The impact has been global and persistent. In Asia, the 2022 LNG price spike forced factory shutdowns in Pakistan and Bangladesh and drove up costs for manufacturers in Japan and South Korea. Now, tensions around the Strait of Hormuz are once again feeding through into higher energy prices, renewing pressure on industrial producers across the region. The message is clear: fossil fuel shocks are not one-off events, but a repeated risk.
"Industry has now lived through two major fossil fuel shocks in three years. First the 2022 gas crisis and now Hormuz," says Jan Rosenow, Professor of Energy and Climate Policy at the University of Oxford. "At some point you have to ask: how many times does the alarm have to go off before we change the system?"
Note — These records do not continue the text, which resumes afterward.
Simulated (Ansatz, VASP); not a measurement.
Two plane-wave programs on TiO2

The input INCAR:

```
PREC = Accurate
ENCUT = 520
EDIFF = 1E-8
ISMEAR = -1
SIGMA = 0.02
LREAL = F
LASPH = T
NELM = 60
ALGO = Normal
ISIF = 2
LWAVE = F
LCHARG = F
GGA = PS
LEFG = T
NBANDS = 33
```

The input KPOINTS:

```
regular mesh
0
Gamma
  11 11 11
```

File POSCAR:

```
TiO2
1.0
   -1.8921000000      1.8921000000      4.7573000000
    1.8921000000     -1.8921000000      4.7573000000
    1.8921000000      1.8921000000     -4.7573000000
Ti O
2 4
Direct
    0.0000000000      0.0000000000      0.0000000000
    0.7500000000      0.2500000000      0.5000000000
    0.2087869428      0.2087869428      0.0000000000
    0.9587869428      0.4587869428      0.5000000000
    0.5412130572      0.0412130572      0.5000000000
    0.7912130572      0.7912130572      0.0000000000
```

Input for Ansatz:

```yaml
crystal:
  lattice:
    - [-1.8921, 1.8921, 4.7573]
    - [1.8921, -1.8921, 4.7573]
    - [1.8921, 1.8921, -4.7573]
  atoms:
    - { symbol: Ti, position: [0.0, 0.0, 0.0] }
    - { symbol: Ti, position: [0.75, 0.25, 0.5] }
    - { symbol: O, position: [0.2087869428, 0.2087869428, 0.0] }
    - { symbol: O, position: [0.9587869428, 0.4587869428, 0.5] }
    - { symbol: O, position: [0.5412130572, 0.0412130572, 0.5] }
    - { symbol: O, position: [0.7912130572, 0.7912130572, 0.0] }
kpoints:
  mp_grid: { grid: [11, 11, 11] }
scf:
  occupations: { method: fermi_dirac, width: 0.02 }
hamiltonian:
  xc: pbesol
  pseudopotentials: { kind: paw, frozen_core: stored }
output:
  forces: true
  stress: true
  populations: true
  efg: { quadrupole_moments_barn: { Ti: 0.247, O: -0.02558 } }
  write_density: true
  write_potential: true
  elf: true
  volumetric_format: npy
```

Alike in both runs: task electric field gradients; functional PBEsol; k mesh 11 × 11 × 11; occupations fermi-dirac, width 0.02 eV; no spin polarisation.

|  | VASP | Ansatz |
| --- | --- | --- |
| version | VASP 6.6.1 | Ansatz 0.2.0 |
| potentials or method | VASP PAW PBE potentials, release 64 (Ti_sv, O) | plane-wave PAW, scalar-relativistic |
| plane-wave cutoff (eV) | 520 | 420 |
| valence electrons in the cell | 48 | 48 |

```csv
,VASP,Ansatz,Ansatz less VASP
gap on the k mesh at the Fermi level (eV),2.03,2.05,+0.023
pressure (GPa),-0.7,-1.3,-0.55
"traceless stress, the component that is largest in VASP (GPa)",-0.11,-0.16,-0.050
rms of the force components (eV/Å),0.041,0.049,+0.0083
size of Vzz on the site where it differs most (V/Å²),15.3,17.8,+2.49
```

Industry's slow shift away from fossil fuels...Industry runs almost entirely on fossil fuels and is therefore uniquely exposed to these risks, the authors say. Yet, despite the exposure, it has been among the slowest sectors to transition.
The analysis highlights that the technologies needed to electrify industry are already becoming available at scale. Recent developments include the delivery a 95-tonne, 16-meter evaporator for one of the world's most powerful industrial heat pumps at BASF's Ludwigshafen chemical site, and the commissioning of Southeast Asia's first industrial heat battery at a cement plant in Saraburi, Thailand built entirely with local supply chains in just eight months. These projects demonstrate that industrial electrification is moving beyond pilot stages and beginning a global industrial shift.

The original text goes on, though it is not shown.